Norwich child sex abuser sentence 'not unduly lenient'

  • 22 May 2013
  • From the section Norfolk
Norwich Corwn Court
Image caption Gary Karn was sentenced at Norwich Crown Court following a trial

A child sex abuser who was spared jail because of the impact on his family was not given an "unduly lenient" sentence, the solicitor general has decided.

Gary Karn, 48, was given an 18-month suspended prison sentence at Norwich Crown Court for sexually assaulting two girls, aged seven and eight.

The case was reviewed by the attorney general's office, which can refer cases to the Court of Appeal.

The solicitor general did not believe the sentence could be increased.

Karn had denied three sexual assaults of a child under 13, involving two girls, and was convicted following a trial.

It is understood he could have faced up to four years in prison.

'Could lose home'

Judge Mark Lucraft, sitting at Norwich Crown Court on 24 April, said he had to consider the "hardship" prison would cause Karn's wife and two children.

His wife had written to the court saying if he was jailed Karn would lose his job and the family could lose their home.

Judge Lucraft said: "I have to consider the impact on them. People who are not in any way at fault for what has happened, yet might suffer serious hardship."

Karn, from Firwood Close, Norwich, was given an 18-month sentence, suspended for two years, and also ordered to carry out 200 hours of unpaid work.

He was also made the subject of a five-year sexual offences prevention order and banned from working with children for five years.

Judge Lucraft said he had taken into account six counts of possessing an extreme pornographic image and one count of possession of indecent photographs of a child.

The attorney general's office received a request for the sentence to be reviewed.

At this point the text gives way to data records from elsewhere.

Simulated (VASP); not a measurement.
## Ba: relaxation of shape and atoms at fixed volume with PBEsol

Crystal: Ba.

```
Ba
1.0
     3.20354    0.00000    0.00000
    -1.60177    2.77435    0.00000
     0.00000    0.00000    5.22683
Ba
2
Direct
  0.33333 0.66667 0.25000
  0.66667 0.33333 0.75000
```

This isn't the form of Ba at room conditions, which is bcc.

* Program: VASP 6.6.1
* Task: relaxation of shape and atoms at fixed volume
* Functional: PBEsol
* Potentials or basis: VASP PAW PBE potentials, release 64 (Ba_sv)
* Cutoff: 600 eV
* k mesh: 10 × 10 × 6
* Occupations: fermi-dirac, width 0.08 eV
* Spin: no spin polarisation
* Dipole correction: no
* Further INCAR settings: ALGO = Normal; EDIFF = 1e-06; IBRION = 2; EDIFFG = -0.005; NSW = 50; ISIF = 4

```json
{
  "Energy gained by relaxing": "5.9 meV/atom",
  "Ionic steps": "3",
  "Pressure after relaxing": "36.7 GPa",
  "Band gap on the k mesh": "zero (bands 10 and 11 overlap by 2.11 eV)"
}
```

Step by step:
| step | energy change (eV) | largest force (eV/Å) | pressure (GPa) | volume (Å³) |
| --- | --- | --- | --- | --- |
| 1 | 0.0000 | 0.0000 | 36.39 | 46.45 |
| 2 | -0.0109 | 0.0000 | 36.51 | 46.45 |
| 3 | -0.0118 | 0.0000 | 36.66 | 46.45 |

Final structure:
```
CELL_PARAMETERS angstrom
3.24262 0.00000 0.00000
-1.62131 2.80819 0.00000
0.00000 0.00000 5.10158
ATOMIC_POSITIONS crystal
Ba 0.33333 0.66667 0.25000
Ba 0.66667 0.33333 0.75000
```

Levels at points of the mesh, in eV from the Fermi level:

A spokeswoman for the attorney general's office said: "Following a very careful review of this case the solicitor general Oliver Heald QC has decided not to refer the sentence of Gary Karn to the Court of Appeal, as he did not believe that the sentence for the offences would be increased.

"The Law Officers only take decisions whether or not to refer cases to the Court of Appeal after careful consideration of all the facts and circumstances of the case and the relevant sentencing case law.

"In this case, they received case papers from the local Crown Prosecution Service whose view was that the sentence was not unduly lenient."